The Order will remain in effect until modified or terminated by the FDIC and the Department. Copies of the Consent Agreement and Order are included as Exhibits 10.1 and 10.2 and are incorporated herein by reference. The description of the Order set forth above does not purport to be complete and is qualified by reference to the full text of the Order.
On September 11, 2009, the Company was informed by Michael E. Moulton, Chief Financial Officer of both the Company and the Bank of his resignation. Mr. Moulton's resignation is effective as of September 18, 2009. Mr. Moulton's letter of resignation did not indicate that his resignation was in connection with any disagreement with the Company or the Bank pertaining to the Company's or the Bank's operations, policies or practices. Ms. Karry Bryan, the Senior Vice President and Chief Accounting Officer of the Company and the Bank will assume Mr. Moulton's responsibilities on an interim basis.
Ms. Bryan, age 43, joined the Bank in August, 2005 as Vice President of Finance, Controller. She was promoted to First Vice President, Controller in January, 2006, and to the position of Senior Vice President, Chief Accounting Officer and Controller in January, 2007. Prior to joining the Bank, Ms. Bryan served as Controller for Bank of Marin from November, 2004 to August, 2005. Ms. Bryan is a CPA, obtained her Masters of Business Administration in Finance from the University of Chicago, and has over twelve years of experience in financial services, plus five years as Senior Auditor with Price Waterhouse, LLP, focusing on financial services-related clients.

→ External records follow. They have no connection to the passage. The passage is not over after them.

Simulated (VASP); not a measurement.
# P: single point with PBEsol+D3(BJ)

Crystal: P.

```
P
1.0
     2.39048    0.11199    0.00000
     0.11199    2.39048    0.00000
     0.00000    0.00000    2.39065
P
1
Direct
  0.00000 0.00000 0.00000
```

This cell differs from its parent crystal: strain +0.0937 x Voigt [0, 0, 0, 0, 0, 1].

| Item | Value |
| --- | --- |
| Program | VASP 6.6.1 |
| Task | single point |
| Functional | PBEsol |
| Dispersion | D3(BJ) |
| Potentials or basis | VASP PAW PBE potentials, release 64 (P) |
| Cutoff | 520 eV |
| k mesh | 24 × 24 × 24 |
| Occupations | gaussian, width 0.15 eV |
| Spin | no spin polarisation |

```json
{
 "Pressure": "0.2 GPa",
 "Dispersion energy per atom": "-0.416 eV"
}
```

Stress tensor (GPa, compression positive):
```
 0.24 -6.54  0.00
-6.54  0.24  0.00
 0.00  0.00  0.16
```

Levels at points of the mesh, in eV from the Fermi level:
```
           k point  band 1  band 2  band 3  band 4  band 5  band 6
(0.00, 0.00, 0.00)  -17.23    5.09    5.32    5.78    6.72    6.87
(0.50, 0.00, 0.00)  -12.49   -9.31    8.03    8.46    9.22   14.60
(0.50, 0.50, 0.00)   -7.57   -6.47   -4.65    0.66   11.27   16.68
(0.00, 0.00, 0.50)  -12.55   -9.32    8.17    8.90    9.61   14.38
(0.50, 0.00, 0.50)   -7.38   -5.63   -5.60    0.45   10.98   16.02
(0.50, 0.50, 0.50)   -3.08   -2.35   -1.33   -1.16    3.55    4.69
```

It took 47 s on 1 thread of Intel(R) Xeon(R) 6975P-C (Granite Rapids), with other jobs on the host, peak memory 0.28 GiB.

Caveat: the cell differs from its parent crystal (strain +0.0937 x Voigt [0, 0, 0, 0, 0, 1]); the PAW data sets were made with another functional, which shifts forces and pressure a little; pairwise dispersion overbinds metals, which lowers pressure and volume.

Ms. Bryan has engaged in banking transactions with the Bank in the ordinary course of business. With the exception of the Company's Employee Loan Program, all outstanding loans and commitments included in such transactions were made on substantially the same terms, including interest rates and collateral, as those prevailing at the time for comparable transactions with other persons not related to the Company, did not involve more than a normal risk of collectability, and did not present other favorable features. As part of the Employee Loan Program, all employees, including executive officers, are eligible to receive mortgage loans with interest rates one percent (1%) below the Bank's prevailing interest rate at the time of loan origination.
(d) Exhibits
Exhibit Number Description
10.1 Stipulation and Consent to the Issuance of an Order to Cease and
Desist, dated September 14, 2009, between Tamalpais Bank and the
Federal Deposit Insurance Corporation and the California
Department of Financial Institutions.